The first trip out with the new 4wd had to be Chambers Pillar, unfortunately we weren’t in for great weather but we are from Europe so a bit of rain never stopped us. The drive is a strange one, you follow the Old Ghan Track and the Finke Race track, which I spoke about in my previous post about The Finke Desert Race, from Alice Springs. You then get to some extremely corrugated roads.
The corrugations were not heavily mentioned on any sites that we had researched and I feel that they deserve a special mention on my blog. For the most part the drive was teeth shattering, what would have been a fairly quick and enjoyable 160km ride turned into a 30kmph trek over the bumpiest roads I have driven in a while, I think a special thank you to Wonderbra is in order. The Great Central Road was corrugated however we were able to drive it at 100kmph which means you kind of glide over. For those of you who aren’t used to desert roads I have included an image below.
There are two available spots to camp, right next to the pillar and also at the bush campsite. The new car is luckily equipped with a bed in the back so when It started to pour down after dinner we retired to the car where we quite comfortable sank a bottle of wine. It was such a change from sleeping in swag especially after our especially wet and cold sleep at the Finke Desert Race.
The pillar is such a strange phenomenon to behold, wind and rain erosion over 350 million years has caused the sandstone to become a pillar and it rises 50 metres above the surrounding plain that is the Simpson Desert. It was named by an explorer who passed by in 1860 however the local Aboriginal people believe that the pillar is the Gecko ancestor Itirkawara. Like a lot of rocks in Australia I felt a significant feeling of awe and respect for such an old and unusual formation standing alone in his vast desert.
On the way back we encountered several camels however there was one in particular who insisted on running away from our car along the road in a state of panic instead of just heading into the bush, he was amazingly clumsy and by far the largest camel I have ever seen.

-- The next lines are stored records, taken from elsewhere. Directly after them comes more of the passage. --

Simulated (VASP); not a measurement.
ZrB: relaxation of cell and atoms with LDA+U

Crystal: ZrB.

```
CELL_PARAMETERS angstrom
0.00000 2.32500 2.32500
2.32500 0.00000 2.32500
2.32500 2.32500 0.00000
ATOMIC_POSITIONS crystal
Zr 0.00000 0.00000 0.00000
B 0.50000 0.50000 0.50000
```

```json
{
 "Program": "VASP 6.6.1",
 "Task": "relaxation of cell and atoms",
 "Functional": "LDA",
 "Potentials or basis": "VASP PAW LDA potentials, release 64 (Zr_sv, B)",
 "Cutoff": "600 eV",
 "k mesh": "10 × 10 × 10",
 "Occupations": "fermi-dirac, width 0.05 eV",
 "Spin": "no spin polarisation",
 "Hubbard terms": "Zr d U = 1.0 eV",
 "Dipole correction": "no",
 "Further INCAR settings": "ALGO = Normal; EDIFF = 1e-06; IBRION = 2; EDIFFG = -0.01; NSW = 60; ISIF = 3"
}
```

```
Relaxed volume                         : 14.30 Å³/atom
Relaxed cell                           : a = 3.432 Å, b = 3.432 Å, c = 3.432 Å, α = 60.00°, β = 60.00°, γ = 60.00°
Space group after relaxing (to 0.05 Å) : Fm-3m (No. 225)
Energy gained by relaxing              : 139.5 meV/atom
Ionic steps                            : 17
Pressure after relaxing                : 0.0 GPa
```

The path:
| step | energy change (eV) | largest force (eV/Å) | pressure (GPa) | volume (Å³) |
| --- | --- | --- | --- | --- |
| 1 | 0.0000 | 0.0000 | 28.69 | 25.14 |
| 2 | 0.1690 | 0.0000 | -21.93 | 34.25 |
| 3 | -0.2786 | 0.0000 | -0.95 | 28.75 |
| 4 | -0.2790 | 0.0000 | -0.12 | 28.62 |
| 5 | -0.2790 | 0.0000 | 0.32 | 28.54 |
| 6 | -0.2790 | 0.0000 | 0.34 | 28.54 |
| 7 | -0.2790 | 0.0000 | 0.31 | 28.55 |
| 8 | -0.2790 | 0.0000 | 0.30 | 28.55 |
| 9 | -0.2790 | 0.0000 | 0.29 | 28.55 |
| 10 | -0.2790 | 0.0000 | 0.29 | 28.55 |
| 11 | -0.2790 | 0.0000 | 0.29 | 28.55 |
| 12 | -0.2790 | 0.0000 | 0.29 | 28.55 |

If you are ever in the Northern Territory I highly recommend the trip over, just to see the rock in person is breathtaking and there are many other stunning rock formations on the way, not to mention the wildlife. I would love to hear about your experiences here and see pictures, it was such a shame that we didn’t have the clear blue skies Alice Springs is famous for (around 300 days of sunshine a year), of course the blue skies came the following day.